The Norman Conquest brought the Roman "Civil Law" concept of the Ruler (in this case, the King of England) as "the fountainhead of Justice". This created two new concepts in English law: the Civil Law concept of Equity (in which the King's Chancellor could fashion remedies not hitherto available under Saxon law) and, more to the point of this discussion, the Common Law (in which the King's courts could oversee the operation of shire [county] courts to make certain that there was but one law "in common" [hence the name] throughout the English realm). The Common Law was the origin of England as a Unitary State (in which such a State's Civil Divisions- at this point, the shires- were mere creatures of a higher sovereignty for the benefit and convenience of that higher sovereignty's own political and legal purposes) as well as the concept of Appellate Review of the decisions of lower courts (and it is no accident that the judges of the King's own courts came to be known as "Justices"- as opposed to mere "judges").

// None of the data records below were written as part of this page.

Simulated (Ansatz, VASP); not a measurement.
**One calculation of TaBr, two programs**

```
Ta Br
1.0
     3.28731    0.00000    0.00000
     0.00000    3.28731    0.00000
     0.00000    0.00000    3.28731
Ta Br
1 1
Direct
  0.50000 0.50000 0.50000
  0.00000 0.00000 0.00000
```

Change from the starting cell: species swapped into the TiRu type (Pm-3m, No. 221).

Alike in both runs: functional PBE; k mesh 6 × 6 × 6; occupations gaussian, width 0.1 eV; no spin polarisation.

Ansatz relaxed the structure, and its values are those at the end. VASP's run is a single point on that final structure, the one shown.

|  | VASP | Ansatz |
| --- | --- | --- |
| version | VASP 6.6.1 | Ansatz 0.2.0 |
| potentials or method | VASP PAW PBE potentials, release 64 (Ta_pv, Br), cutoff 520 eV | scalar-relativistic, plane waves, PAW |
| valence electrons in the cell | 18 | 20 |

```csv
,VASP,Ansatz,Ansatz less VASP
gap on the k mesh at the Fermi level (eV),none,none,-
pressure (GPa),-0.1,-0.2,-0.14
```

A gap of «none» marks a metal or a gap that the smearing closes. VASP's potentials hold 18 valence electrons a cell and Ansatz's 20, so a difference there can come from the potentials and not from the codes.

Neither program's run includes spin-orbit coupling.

Throughout English history- well into the 19th century, in fact- the King's Justices were considered to be "ministers of the King" no less than the members of the King's "Privy Council" (the Executive in the nascent English Constitution: in effect, an early form of what- much later- came to be the Cabinet). Those fearful of the arbitrariness- real as well as potential- of decisions made by the King's court (whether legal or political) managed to- over time- gain for Parliament (consisting of the House of Lords, made up of the greater nobility [the "barons"- earls, dukes, viscounts, etc. as well as bishops of the Church (the "lords spiritual" to the barons as "lords temporal")], and the House of Commons, made up of the lesser nobility [the knights- aka "baronets"] and the freemen of the chartered municipalities known as "boroughs" [the freemen therein, thus, known as "burgesses"]) the right to alter such judge-made Common Law by specific "statute".
Two sources of law now existed in England, side by side, the "judge-made" Common Law and the Statutory Law consisting of Acts of Parliament (which, of course, the judges and Justices alike were expected to apply while adjudicating legal cases brought before them- though, of course, in determining just HOW to apply either the Common Law or Acts of Parliament to an instant case, the Judiciary was, in fact, also interpreting both!). This was the politicolegal situation those British colonies which would eventually become the United States of America would inherit from the Mother Country.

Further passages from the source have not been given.